Explore the history of Brooklyn's WATERFRONT

the Brooklyn Historical Society DUMBO brings to life the vibrant history of Brooklyn’s coastline

Explore the history of Brooklyn's WATERFRONT

Brooklyn Heights
Beyond South Brooklyn

Beginning January 20, the Brooklyn Historical Society DUMBO brings to life the vibrant history of Brooklyn’s coastline through stories of workers, artists, industries, activists, families, neighborhoods, and ecosystems with WATERFRONT.

WATERFRONT is an exhibition and multimedia experience for all ages that traces a personal, local history of the borough’s waterfront while also revealing the coastline's global significance. The exhibition engages with important debates about the shoreline’s future by taking on the waterfront’s most pressing contemporary topics including sea level rise and gentrification.

The highlights of the show include:

  • Landfilling the Shore: Visitors explore a sculptural installation of 82 archaeological artifacts excavated from the ground beneath Empire Stores.
  • Brooklyn Bivalves tells quirky story of oysters and sewage in the early 20th century.
  • An Unfree Waterfront: the untold stories of three enslaved Brooklynites and their struggle for freedom.
  • The Walled City: the sights, sounds, and smells of Brooklyn’s 19th-century warehousing district.
  • A Laboring Family: the story of one 19th-century Empire Stores dockworker, Michael Harkins, and his family.
  • Factory Women honors centuries of women workers along the waterfront, and provides a dress-up and play opportunity for younger visitors.
  • After Industry: Salvaged artifacts and oral histories tell the story of the waterfront’s midcentury economic decline and its 21st century rebirth.
  • Rising Waters: Through a series of short videos, historians, business owners, politicians, scientists, and activists explore key questions about climate change and sea level rise.


If you read The Great Bridge: The Epic Story of the Building of the Brooklyn Bridge by David McCullough, the narrow walkway first placed between the towers was an amazing trek from Brooklyn to Manhattan. This is the first image I have seen of that. I love the long coats and top hats for taking an incredibly scary walk. 


The exhibition also features two cutting-edge digital installations sure to be shared by many visitors over social media.

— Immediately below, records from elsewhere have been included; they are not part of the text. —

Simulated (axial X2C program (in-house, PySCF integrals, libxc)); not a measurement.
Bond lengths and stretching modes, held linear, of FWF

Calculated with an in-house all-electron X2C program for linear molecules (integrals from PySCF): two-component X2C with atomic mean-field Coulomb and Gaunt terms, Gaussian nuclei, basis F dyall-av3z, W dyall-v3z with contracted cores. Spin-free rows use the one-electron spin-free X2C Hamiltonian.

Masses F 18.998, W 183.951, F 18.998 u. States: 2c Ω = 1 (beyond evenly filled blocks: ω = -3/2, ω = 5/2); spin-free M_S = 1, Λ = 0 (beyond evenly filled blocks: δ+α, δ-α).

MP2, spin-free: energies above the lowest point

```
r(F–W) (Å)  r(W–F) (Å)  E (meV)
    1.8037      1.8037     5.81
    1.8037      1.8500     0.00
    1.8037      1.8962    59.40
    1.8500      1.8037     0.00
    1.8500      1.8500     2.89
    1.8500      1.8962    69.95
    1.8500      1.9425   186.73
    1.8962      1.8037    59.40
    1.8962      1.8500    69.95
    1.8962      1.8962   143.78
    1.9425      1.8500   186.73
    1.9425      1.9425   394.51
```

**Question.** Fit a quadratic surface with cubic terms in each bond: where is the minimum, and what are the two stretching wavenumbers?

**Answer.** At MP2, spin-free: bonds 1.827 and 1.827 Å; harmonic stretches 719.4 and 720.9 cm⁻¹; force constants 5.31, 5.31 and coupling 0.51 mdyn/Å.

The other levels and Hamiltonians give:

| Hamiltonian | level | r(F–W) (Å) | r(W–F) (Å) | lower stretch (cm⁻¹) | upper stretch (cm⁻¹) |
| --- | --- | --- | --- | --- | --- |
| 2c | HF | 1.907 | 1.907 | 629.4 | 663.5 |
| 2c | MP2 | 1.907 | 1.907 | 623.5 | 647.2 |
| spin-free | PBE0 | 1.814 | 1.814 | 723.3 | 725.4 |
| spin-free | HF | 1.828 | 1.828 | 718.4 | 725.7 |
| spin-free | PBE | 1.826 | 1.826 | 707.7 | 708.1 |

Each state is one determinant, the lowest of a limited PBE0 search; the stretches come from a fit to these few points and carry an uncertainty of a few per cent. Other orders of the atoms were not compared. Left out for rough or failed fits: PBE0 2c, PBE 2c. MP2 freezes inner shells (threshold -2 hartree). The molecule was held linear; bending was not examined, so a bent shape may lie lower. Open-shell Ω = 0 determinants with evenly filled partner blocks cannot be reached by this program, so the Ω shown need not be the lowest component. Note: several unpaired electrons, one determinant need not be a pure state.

At Water’s Edge, an eight-minute multimedia experience, introduces visitors to the epic sweep of more than 20,000 years of Brooklyn’s waterfront history and glimpses its future. The installation transports visitors into the landscapes, sights, and sounds of ten moments in the waterfront’s past.

Using Kinect technology, History in Motion drops visitors into ten historic paintings and photographs, records them interacting with historical figures and objects, and weaves their actions into a 60-second movie starring themselves that can be shared on social media.

The exhibit space within Empire Stores is the Brooklyn Historical Society's first expansion from their Brooklyn Heights location. It is the perfect location for WATERFRONT. Situated in Brooklyn Bridge Park, Empire Stores is one of the few remaining 19th-century warehouses that once lined Brooklyn's waterfront. Erected between 1869 and 1885, Empire Stores housed countless tons of coffee, sugar, jute, animal hides, and many other commodities when Brooklyn was one of the largest commercial waterfronts in the world. Redeveloped and reopened in 2017, Empire Stores is now a hub of food, culture, and tech with BHS DUMBO as the sole cultural institution in the complex.